Key Announcements from the Google Performance Summit 2016

Walking the Walk: Mobile first's transition from buzzword to reality takes a big step forward.





This lets you anchor your base keyword bid to the device most valuable to your business and then set bid adjustments for each of the other devices. You will also have a wider range to adjust bids, up to +900% – Sridhar Ramaswamy

Being able to set separate bid adjustments for mobile, desktop and tablet will let advertisers with key mobile audiences make them the focal point of campaigns.


In early testing, advertisers reported increased click-though rates of up to 20% with a new, longer ad text configuration of two 30-character headlines and one 80 character description line.

This could be because more text gives advertisers slightly more scope to include important selling points rather than being forced to pick and choose to the detriment of accuracy or uniqueness.

Currently, ad text is constrained to 25 character headline and two 35-character description lines.

It could be argued that these higher CTRs are due to the novelty of a new format drawing more traffic away from organic results, so it will be interesting to see if the percentages decrease over time as users normalise to the extended text. Nevertheless, as the changes roll out later this year, it’s worth planning ahead to ensure the opportunity to express more about your brand’s value is taken advantage of.


Advertisers using remarketing will have access to a cross-exchange inventory, which is effectively an extension of the Google Display Network. This will expand potential conversion volume to include valuable audiences across a greater number of websites and apps.


Currently, advertisers design mobile Google Display Network ads in specific dimensions, and hope they appear at their best across all placements. With the new responsive ads, advertisers simply provide a headline, description, image and URL, and Google does the work of optimising the appearance of the ad to suit wherever it is placed.

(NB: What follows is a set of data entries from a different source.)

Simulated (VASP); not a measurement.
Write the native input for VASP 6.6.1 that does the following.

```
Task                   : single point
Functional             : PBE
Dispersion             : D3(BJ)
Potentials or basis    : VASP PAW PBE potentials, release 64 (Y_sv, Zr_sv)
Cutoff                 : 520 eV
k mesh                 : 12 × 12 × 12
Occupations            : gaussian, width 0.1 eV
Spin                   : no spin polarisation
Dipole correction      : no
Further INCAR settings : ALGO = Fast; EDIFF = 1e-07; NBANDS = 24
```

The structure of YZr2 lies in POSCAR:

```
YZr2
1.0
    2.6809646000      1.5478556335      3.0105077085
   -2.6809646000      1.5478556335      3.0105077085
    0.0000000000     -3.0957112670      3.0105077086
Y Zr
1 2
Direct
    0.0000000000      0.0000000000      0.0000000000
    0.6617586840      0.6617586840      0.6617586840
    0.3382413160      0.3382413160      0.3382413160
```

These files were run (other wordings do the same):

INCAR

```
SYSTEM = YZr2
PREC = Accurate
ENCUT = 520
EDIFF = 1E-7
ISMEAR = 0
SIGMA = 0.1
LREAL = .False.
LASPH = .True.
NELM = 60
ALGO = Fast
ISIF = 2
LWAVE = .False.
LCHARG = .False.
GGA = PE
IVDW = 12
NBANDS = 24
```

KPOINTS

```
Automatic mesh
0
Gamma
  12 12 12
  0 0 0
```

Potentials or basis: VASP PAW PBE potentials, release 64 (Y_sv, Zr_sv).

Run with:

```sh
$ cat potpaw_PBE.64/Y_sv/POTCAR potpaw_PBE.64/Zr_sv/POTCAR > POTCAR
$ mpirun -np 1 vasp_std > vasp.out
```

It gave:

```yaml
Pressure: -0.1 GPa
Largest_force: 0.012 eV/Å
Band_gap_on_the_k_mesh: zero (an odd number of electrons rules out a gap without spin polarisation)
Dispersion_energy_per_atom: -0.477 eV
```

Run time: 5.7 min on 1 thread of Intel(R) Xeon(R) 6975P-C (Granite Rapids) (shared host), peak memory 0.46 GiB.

One important finding announced at last night’s summit was that one third of mobile searches are location related, and this trend is growing faster than mobile searches overall.

Why is this important?

For a few years, Google has been re-positioning themselves to straddle the divide between digital and physical. No longer simply the librarian of the internet, able to point you in the direction of the most relevant online information, they’re also the personal shopper, the hotel concierge and the tour guide of the physical world.

Consequently, a number of updates concentrate on developing Local search results with the aim of helping retailers drive on-foot traffic:

Promoted Pins

A new type of ad that combines location information with current in-store offers on the product or service the user has searched for:











Online-to-Offline Metrics

Google will expand the availability of AdWords Store Visits – currently in use by a handful of major brands – to all advertisers across 2016/17.

Store visit data is based on whether a user is in close proximity to an advertiser’s location within 30 days of an ad click. For privacy purposes, Google do not directly attribute the proximal user themselves with the ad click, meaning data is an estimate designed to give advertisers insights into user behaviour without being able to trace individual clicks.

For example, through store visit insights, UK Nissan were able to ascertain that six percent of mobile ad clicks result in a trip to a dealership, delivering an estimated 25x return on investment.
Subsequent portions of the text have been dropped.